Cate Blanchett defends straight actors playing LGBTQ characters

“I will fight to the death for the right to suspend disbelief and play roles beyond my experience.”

Cate Blanchett has come out in support of straight actors playing LGBTQ roles.

The Australian actress – who won an Oscar for her role as a lesbian in Carol (2015) – told The Hollywood Reporter that she disagrees with the notion that straight actors can’t portray characters without having shared experiences.

She confidently said: “It also speaks to something that I’m quite passionate about in storytelling generally, but in film specifically, which is that film can be quite a literal medium.

“And I will fight to the death for the right to suspend disbelief and play roles beyond my experience. I think reality television and all that that entails had an extraordinary impact, a profound impact on the way we view the creation of character.

“I think it provides a lot of opportunity, but the downside of it is that we now, particularly in America, I think, we expect and only expect people to make a profound connection to a character when it’s close to their experience.”

There’s been a lot of discussion recently regarding straight actors in LGBTQ roles.

Back in July, Scarlett Johansson stepped down from playing transgender man Dante “Tex” Gill, born Jean Gill, in the upcoming biopic Rub and Tug, after receiving widespread backlash from, well, everyone.

“Our cultural understanding of transgender people continues to advance, and I’ve learned a lot from the community since making my first statement about my casting and realize it was insensitive,” she told Out Magazine.

“I have great admiration and love for the trans community and am grateful that the conversation regarding inclusivity in Hollywood continues.”
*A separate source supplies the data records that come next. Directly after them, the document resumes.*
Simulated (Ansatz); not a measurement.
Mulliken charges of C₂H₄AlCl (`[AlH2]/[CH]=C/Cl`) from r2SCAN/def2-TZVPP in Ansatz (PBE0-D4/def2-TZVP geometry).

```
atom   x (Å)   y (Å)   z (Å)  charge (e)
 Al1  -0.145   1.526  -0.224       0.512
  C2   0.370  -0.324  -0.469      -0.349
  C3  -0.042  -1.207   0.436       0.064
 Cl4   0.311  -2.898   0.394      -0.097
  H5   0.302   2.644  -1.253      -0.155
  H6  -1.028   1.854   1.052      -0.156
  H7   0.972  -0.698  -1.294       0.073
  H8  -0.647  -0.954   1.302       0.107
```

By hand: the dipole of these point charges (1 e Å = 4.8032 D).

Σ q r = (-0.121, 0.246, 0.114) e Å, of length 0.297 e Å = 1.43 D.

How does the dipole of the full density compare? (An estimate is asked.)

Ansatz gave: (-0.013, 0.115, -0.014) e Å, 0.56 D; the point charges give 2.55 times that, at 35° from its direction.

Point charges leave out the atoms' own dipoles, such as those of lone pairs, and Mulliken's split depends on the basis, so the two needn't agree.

Shortly after, British comedian Jack Whitehall was slated for accepting a role in the Disney action adventure Jungle Cruise, alongside The Rock and Emily Blunt.

Jack – who identifies as straight – will play the brother of Emily’s character, and will be “hugely effete, very camp and very funny”. It will also be made clear that he has no interest in women.

The movie – which has been described as a “turning point” in Disney’s history – is set in the 19th century, at a time when LGBTQ rights were non-existent and the majority of the community would remain closeted.

While Disney having an openly gay character in a big-budget movie may be a turning point, many have reacted poorly to the news that a straight actor will be playing the role, and worry that the character will be reduced to a stereotype.

Russell Tovey also came out in defence of straight actors playing gay roles, telling The Telegraph: “If you’re an actor, you’re an actor. The whole thing with Jack playing a gay character… I’m like, just let him act.”